If there is one thing we’ve learned over the years in networking, it is not to underestimate the evolution of network capacity requirements over time or the complexity of managing the core networks that power our data centers. Thankfully we have a networking technology in Ethernet that has kept in step with our networking performance requirements, from the game changing 10Mb Ethernet 10BaseT, effectively replacing coax and token-ring networks in the 90s, to talk today of applications that will fill the emerging standard of 100Gb Ethernet. But is it a fit for every networking purpose, such as a replacement for Fibre Channel (FC) for instance for storage area networking (SAN)? The high costs for FC-based switches, host bus adapters, and storage solutions have caused reluctance around moving to a SAN for many mid-sized organizations. However, the ongoing management of a non-Ethernet network infrastructure is an obstacle that can be avoided.
FC is often the de facto standard for SANs, but the commoditization of 10Gb Ethernet (10GbE) in the data center core and the need to squeeze out every dollar of investment and simplify the network may be changing this dynamic. It can be argued that it is becoming increasing difficult to rationalize two networking technologies when Ethernet is already in the core and iSCSI has broad acceptance.

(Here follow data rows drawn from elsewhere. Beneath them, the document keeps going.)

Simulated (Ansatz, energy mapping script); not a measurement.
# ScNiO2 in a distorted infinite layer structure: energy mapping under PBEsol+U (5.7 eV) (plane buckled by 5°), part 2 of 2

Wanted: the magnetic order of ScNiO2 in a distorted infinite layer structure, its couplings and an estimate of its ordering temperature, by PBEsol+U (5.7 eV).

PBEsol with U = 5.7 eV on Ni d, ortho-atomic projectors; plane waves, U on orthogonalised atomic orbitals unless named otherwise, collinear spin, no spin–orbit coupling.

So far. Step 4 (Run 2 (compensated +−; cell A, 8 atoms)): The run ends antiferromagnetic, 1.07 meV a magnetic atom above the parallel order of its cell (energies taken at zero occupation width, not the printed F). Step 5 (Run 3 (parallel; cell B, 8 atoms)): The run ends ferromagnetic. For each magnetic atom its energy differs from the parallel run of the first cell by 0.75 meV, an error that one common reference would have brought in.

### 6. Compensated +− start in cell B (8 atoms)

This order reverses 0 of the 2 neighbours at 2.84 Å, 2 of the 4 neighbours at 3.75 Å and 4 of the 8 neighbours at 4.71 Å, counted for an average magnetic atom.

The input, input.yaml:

However, FC is clearly not going away anytime soon. Brocade is a market leader in FC switching technology and has reported quarter over quarter growth for FC switching revenue over five consecutive quarters, and according to Dell’Oro Group, FC adapter revenue will continue to grow through the next 12 to 18 months. It can also be argued that FC is superior technology to 10GbE, with its network congestion mitigation methods and storage-specific mechanisms, such as automated addressing, device discovery, fabric building, and state change notifications to facilitate transactions between initiators (servers) and targets (storage systems). Yet networking history is full examples involving Ethernet where the better technology, such as token ring and ATM LAN Emulation, did not overcome Ethernet’s elegant simplicity.
One key factor in the emergence of 10GbE in the data center and inroads into the SAN fabric is its simplicity, because it is after all the familiar Ethernet. It reduces the need to manage separate networking equipment, cabling and vendors—and separate network management applications and network managers (or storage network managers as the case may be). The benefit of network convergence is clear, but the real benefit and separation from FC is cost.
10GbE cost is hard to beat. With an estimated port price of around $7,500 for 8Gb FC compared with something closer to $500 for a port of 10GbE, Ethernet fits in very well in a convergence strategy linking storage, servers and the aggregation layer in the data center. With 10Gb in core and 1Gb on the edge, you have the infrastructure in place to take advantage of 40Gb and 100Gb Ethernet when it is needed—and as we know, it will be needed in just a matter of time.
It also does not have to be an all or nothing affair. FC over Ethernet (FCoE) adoption is rising and the emerging 16Gb FC adapter products can be FC or Ethernet, allowing for a single board or port to support FC or be switched to FCoE, iSCSI, or NAS.
The FC vs. 10GbE debate will often take on political and philosophical dimensions in the enterprise, but from the standpoint of ease of convergence, cost and simplicity, 10GbE is a clear winner when given the opportunity to start fresh in upgrading your data center core and/or replacing or buying a new SAN.